Opinion | China Unicom sides with Tencent over WeChat
China Mobile should follow Unicom's more market-oriented approach to working with mobile app developers, and the regulator should stay out of such matters

China Mobile first started voicing its unhappiness about WeChat last fall, and reportedly forced Tencent into negotiations on a potential revenue sharing agreement for the service. When those negotiations failed, China Mobile used its big clout to bring in the industry regulator to mediate the dispute. To give its grievance more credibility, the Ministry of Information and Industry Technology (MIIT) also got Unicom and China Telecom to join the negotiations over WeChat, known in Chinese as Weixin.

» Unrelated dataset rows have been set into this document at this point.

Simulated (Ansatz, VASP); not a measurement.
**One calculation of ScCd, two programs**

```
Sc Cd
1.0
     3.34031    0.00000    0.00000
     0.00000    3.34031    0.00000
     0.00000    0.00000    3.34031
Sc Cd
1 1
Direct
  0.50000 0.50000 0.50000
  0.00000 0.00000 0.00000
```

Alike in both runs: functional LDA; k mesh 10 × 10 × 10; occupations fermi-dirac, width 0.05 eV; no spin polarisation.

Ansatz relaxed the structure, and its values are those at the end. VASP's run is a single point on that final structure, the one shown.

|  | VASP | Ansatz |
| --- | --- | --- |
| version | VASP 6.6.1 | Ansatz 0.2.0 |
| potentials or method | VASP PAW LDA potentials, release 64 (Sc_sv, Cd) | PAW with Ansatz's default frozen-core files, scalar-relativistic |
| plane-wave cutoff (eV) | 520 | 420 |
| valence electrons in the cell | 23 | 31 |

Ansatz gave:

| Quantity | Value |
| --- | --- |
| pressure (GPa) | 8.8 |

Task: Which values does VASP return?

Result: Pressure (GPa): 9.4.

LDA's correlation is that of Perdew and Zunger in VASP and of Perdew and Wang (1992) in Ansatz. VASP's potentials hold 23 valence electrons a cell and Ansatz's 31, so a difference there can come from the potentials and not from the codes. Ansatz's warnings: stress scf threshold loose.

Unicom's stance is based on its belief that most popular mobile apps in the future will come from private developers like Tencent, as carriers stay focused on their core mission of providing good mobile service. In that kind of environment, Unicom believes it's in everyone's best interest to find ways to work constructively together to find ways that can benefit everyone.
Unicom's more constructive approach in this matter is more similar to what I would expect to see in the west, where companies would never work together to solve this kind of "dispute". In fact, the kind of "mediation" now happening in China would probably be called "collusion" if it happened in the west, and would lead to an anti-monopoly or price-fixing investigation by the industry regulator. But of course in China, the situation is quite different, since many of the biggest companies are state-owned and top officials move freely back and forth between those firms and the government agencies that regulate them.